Most RAG tutorials use Wikipedia or PDF whitepapers as their corpus. Regulatory documents are a different problem. They are dense with cross-references, defined terms that override common meanings, and section hierarchies that carry legal weight. A chunk boundary in the wrong place can return an answer that is technically incorrect under the regulation.
Why Regulatory Text Is Hard
Defined terms. "Occupancy" in IBC Chapter 3 means something specific that differs from plain English. Chunking across the definitions section loses this.
Cross-references are load-bearing. "As required by Section 1604.3.1" is the actual rule. A chunk capturing the obligation without the referenced section returns an incomplete answer.

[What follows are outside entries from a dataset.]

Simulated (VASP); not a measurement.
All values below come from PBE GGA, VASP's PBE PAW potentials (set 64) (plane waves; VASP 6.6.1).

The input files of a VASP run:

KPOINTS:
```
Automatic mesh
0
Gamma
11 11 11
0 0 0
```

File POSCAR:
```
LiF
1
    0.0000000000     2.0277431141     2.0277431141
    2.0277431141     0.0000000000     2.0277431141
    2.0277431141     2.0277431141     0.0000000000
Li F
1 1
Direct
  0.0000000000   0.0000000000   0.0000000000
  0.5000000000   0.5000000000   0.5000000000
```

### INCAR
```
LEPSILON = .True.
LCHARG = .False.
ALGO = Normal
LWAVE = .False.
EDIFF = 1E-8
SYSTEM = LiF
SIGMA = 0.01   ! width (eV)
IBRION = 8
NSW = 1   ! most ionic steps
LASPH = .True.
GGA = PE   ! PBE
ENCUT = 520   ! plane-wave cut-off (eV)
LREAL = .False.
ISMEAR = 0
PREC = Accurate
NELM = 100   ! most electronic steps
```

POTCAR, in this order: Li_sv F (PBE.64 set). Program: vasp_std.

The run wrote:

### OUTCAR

Hierarchical structure. IBC sections run Chapter to Section to Subsection to Exception. Exceptions frequently override the parent rule. Ignore this hierarchy and you miss exceptions.
Embedding Model Selection
| Model | Recall@5 | Latency (ms) |
|---|---|---|
| text-embedding-3-small | 0.71 | 45 |
| bge-large-en-v1.5 | 0.84 | 38 |
| e5-mistral-7b | 0.87 | 890 |
BGE-Large was the clear choice: near-SOTA recall at inference latency that will not bottleneck a synchronous API.
Chunking Strategy
Structural chunking first: parse the document heading hierarchy and chunk at section boundaries. Then add one paragraph of semantic overlap at boundaries. Every chunk gets tagged with corpus, chapter, section_id, effective_date, and jurisdiction for filtered retrieval.
Vector Store: Qdrant
Qdrant over Milvus for two reasons: on-premises deployment is first-class, and payload filtering at the ANN search level is composable without post-retrieval overhead. The corpus currently holds approximately 2.1M vectors across all regulatory sources.
What We Are Still Solving
Amendment tracking. Regulations get amended. Our current pipeline treats the corpus as a snapshot. Version-aware retrieval with effective dates is the next major infrastructure piece.